A guy walks into a bar with a pet alligator by his side. He puts the alligator up on the bar, turns to the astonished patrons, and says ”I’ll make you a deal. I’ll open this alligator’s mouth and place my genitals inside. Then the gator will close his mouth for one minute. He’ll then open his mouth and I’ll remove my privates unscathed. In return for witnessing this spectacle, each of you will buy me a drink.”
The crowd murmurs their approval. The man stands up on the bar, drops his trousers, and places his privates in the alligator’s open mouth. The gator closes his mouth as the crowd gasps. After a minute, the man grabs a beer bottle and raps the alligator hard on the top of its head. The gator opens his mouth and the man removes his genitals, unscathed as promised.

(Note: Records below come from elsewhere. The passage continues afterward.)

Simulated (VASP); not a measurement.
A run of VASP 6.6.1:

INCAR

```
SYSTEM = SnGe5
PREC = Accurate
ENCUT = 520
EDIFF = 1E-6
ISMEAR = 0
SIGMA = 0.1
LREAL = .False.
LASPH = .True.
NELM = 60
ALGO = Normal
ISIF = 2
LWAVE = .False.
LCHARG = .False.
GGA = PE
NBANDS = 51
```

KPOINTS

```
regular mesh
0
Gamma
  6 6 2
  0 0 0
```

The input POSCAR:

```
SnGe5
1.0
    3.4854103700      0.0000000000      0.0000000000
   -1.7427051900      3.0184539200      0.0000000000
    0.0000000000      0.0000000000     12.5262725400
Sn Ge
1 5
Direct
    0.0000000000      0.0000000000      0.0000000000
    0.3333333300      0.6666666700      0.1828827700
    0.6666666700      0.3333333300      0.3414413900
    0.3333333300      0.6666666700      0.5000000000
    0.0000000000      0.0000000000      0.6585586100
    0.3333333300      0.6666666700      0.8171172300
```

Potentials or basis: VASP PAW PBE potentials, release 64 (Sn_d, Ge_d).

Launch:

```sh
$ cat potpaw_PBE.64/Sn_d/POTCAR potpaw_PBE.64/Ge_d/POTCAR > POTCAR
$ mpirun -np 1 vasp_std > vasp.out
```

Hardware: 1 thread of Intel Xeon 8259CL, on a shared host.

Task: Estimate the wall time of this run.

The crowd cheers and the first of his free drinks is delivered. The man stands up and announces, ”I’ll pay anyone one hundred dollars who’s willing to give this a try.”
A hush falls over the crowd. After a while, a hand goes up in the back of the bar. A buxom young blonde woman timidly speaks up. ”I’ll try it, but you have to promise not to hit me on the head with the beer bottle.”
There was a competition to cross the English channel doing only the breaststroke, and the three women who entered the race were a brunette, a redhead and a blonde.
After approximately 14 hours, the brunette staggered up on the shore and was declared the fastest. About 40 minutes later, the redhead crawled up on the shore and was declared the second place finisher.
Nearly 4 hours after that, the blonde finally came ashore and promptly collapsed in front of the worried onlookers.
When the reporters asked why it took her so long to complete the race, she replied, ”I don’t want to sound like I’m a sore loser, but I think those two other girls were using their arms...”
A guy walks into a pub and sees a sign hanging over the bar-
Cheese Sandwich: Ł1. 50
Chicken Sandwich: Ł2. 50
Hand Job: Ł10. 00
Checking his wallet for the necessary payment, he walks up to the bar and beckons to one of the three exceptionally attractive blondes serving drinks to an eager-looking group of men.
”Yes?” she enquires with a knowing smile, ”can I help you?”
”I was wondering”, whispers the man, ”Are you the one who gives the hand-jobs?”
”Yes”, she purrs, ”I am.”
The man replies ”Well wash your bloody hands, I want a cheese sandwich!”
A young blonde was on vacation in the depths of Louisiana. She wanted a pair of genuine alligator shoes in the worst way, but was very reluctant to pay the high prices the local vendors were asking.
After becoming very frustrated with the ”no haggle” attitude of one of the shopkeepers, the blonde shouted, ”Maybe I’ll just go out and catch my own alligator so I can get a pair of shoes at a reasonable price!”
The shopkeeper said, ”By all means, be my guest. Maybe you’ll luck out and catch yourself a big one!”
Determined, the blonde turned and headed for the swamps, set on catching herself an alligator. Later in the day, the shopkeeper was driving home, when he spotted the young woman standing waist deep in the water, shotgun in hand.
Just then, he saw a huge 9-foot alligator swimming quickly toward her. She took aim, killed the creature, and with a great deal of effort hauled it on to the swamp bank. Lying nearby were several more of the dead creatures.
The shopkeeper watched in amazement. Just then the blonde flipped the alligator on its back, and frustrated, shouts out, ”Damn it, this one isn’t wearing any shoes either!”